Official Summary Text
SB 457, as amended, Becker.
Housing element compliance: committed assistance: in-kind services: realistic capacity formula.
The Planning and Zoning Law requires a city or county to adopt a comprehensive, long-term general plan that includes various mandatory elements, including a housing element.
Existing law requires the housing element to include, among other things, an inventory of land suitable and available for residential development, an analysis of the relationship of zoning and public facilities and services to these sites, and an analysis of the relationship of the sites identified in the land inventory to the jurisdiction’s duty to affirmatively further fair housing. Existing law requires a city or county, based on that inventory of land, to determine whether each site in the inventory can accommodate the development of some portion of its share of the regional housing need by income level during the planning period, as provided.
Existing law requires the inventory of land to include, among other things, a description of the existing use of the property for nonvacant sites. For the nonvacant sites, existing law requires the city or county to specify the additional development potential for each site within the planning period. Existing law requires a city or county to rezone sites according to a specified program if the inventory of sites suitable and available for residential development does not identify adequate sites to accommodate the need for groups of all household income levels. Existing law requires that program to accommodate 100% of the need for housing for specified lower income households on sites required to be zoned to permit owner-occupied and rental multifamily residential use, as provided, and requires these sites to be zoned with specified minimum density and development standards, as provided.

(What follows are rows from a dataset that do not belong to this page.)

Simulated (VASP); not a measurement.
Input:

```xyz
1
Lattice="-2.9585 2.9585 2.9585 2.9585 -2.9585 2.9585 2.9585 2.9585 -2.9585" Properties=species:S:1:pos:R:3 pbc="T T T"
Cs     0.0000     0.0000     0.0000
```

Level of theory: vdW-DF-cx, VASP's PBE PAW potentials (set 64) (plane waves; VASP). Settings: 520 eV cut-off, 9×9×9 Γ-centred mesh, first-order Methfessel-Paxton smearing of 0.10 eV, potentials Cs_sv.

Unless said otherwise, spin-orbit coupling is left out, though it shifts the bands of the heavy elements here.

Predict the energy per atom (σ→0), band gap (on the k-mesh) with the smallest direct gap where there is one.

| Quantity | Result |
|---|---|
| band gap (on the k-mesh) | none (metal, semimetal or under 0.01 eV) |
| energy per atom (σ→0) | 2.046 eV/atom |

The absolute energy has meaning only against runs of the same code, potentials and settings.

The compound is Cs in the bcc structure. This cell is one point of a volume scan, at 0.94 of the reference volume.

This bill would require, on or before
January 1, 2028, the Department of Housing and Community Development to promulgate or approve formulas and associated user interfaces or other tools that allow for the determination of specified information, including, among other things, the realistic capacity of housing element inventory sites, as specified. The bill would authorize the above-described analysis and determinations by a city or county related to sites in the inventory of land suitable and available for residential development to rely on the formula promulgated or approved by the department.
The bill would authorize the department to hire economists and data scientists for the purpose of promulgating the formulas and associated user interfaces or other tools.
This bill would require the
inventory of land suitable and available for residential development to specify the number of units allowed to be built on each site at the time of the housing element’s adoption, and the number that will be allowed after rezoning, as specified, to accommodate the city’s or county’s share of regional housing need.
This bill would exempt
a
the use by a city or county of any adopted
formula, associated user interface, or tool promulgated or approved by the department for these purposes from judicial review, except as specified.
The bill would authorize the department to hire economists and data scientists for the purpose of promulgating the formulas and associated user interfaces or other tools.
Existing law, the Administrative Procedure Act, sets forth the requirements for the adoption, publication, review, and implementation of regulations by state agencies.
This bill would exempt any rule, policy, or standard of general application issued by the department to implement the formula, associated user interface, or tool from the Administrative Procedure Act and, instead, would require the department to make a proposed formula, associated user interface or tool, and any supporting documentation available through a public website with a form or email address for submission of written comments by members
of the public at least 60 days before promulgating, approving, or making a material change to the formula, associated user interface, or tool.
Existing law also requires that the housing element, among other things, sets forth a schedule of actions during the planning period that the local government is undertaking or intends to undertake to implement the policies and achieve the goals of the housing element, as provided. Existing law authorizes the Department of Housing and Community Development to allow a city or county to substitute the provision of units pursuant to this schedule of actions if the community includes in its housing element a program committing the local government to provide specified units that will be made available through the provision of committed assistance to lower income households at affordable housing costs or rents, as defined. Existing law requires a unit to meet specified requirements to qualify for inclusion in
the program. Existing law defines “committed assistance” for these purposes to mean that the city or county enters into a legally enforceable agreement during a specified time period that obligates sufficient available funds or other in-kind services to provide the assistance necessary to make the identified units affordable and that requires that the units be made available for occupancy within 2 years of the execution of the agreement.
This bill would define “in-kind services” for these purposes.